Visit the Special Collections Exhibit: Depicting Dante

The image depicts Dante and Virgil beset by demons, passing through Hell, illustration by Gustave Doré of Dante's Inferno (The Divine Comedy).
View Depicting Dante: The Divine Comedy in Book Art and Illustration, on display at the entrance to Special Collections, on the 7th floor of the W.A.C. Bennett Library.

About the exhibit

Special Collections and Rare Books is pleased to feature an exhibition of art and book illustrations inspired by Dante's The Divine Comedy, in commemoration of the 700th anniversary of Dante’s death.

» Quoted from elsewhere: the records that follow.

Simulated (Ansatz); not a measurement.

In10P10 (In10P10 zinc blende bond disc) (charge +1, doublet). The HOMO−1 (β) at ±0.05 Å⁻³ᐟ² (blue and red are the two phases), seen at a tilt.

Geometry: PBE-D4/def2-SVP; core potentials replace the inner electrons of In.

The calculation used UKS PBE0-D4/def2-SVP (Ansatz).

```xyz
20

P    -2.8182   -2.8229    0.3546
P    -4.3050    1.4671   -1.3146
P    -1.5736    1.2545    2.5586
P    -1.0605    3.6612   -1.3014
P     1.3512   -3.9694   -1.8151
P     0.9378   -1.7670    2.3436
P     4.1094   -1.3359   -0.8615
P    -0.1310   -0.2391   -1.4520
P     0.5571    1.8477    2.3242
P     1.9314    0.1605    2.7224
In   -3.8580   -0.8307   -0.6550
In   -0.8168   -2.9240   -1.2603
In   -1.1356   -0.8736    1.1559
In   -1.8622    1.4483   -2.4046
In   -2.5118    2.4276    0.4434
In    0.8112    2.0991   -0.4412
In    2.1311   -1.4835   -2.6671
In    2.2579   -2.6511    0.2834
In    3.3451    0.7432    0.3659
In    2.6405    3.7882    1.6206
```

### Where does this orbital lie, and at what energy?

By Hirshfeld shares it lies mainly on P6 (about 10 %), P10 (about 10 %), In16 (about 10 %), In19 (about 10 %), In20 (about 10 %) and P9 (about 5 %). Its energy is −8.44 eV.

Portrait of Dante Alighieri
Portrait of Dante, after Raphael Morghen. Engraving by R. Young.

Dante Alighieri

Dante Alighieri (1265–1321), the Italian poet whose great allegory The Divine Comedy has exerted a profound effect on Western literature and thought, was born in Florence in May 1265. He came from a noble—though impoverished—family, descendants from the city's Roman founders, and probably received his early schooling from the Franciscans and the Dominicans. The aristocratic poet, Guido Cavalcanti, was a significant mentor of Dante and strongly influenced his early work. For the young Dante, writing poetry became an important expression of his passion for art and learning, and of his abiding concern with the nature of love and spiritual fulfillment. In 1295, Dante entered public life and emerged within a few years as a prominent figure in Florentine politics. In 1301, however, Dante was banished at once on trumped-up charges of graft, embezzlement, and other transgressions. Later sentenced to death by fire if he returned to Florence, Dante never entered his native city again. Perhaps as early as 1306, Dante began to compose The Divine Comedy. In his final years he was given asylum in Ravenna, where he completed The Divine Comedy shortly before his death in September 1321.

 

 

Celestial rose, illustration by Gustave Doré, Dante is looking towards circles of angels
Celestial Rose: Dante and Beatrice gaze upon the highest Heaven. Engraving by Gustave Doré.

The Divine Comedy

The Divine Comedy (La divina commedia in Italian, and originally named La commedia), is a classical epic poem written in Italian circa 1308–21 by Dante Alighieri. It is considered to be one of the world’s great works of literature and one of the greatest narrative poems in any language. Divided into three major sections, Inferno (Hell), Purgatorio (Purgatory), and Paradiso (Paradise), the narrative traces the journey of the protagonist, Dante himself, from darkness and error to the revelation of the divine light. Inferno is a meditation on evil and evil behaviours; Purgatorio is focused on human nature, how we can overcome our human weakness and transcend the fallen state; and Paradiso centres on goodness, redemption, and virtue.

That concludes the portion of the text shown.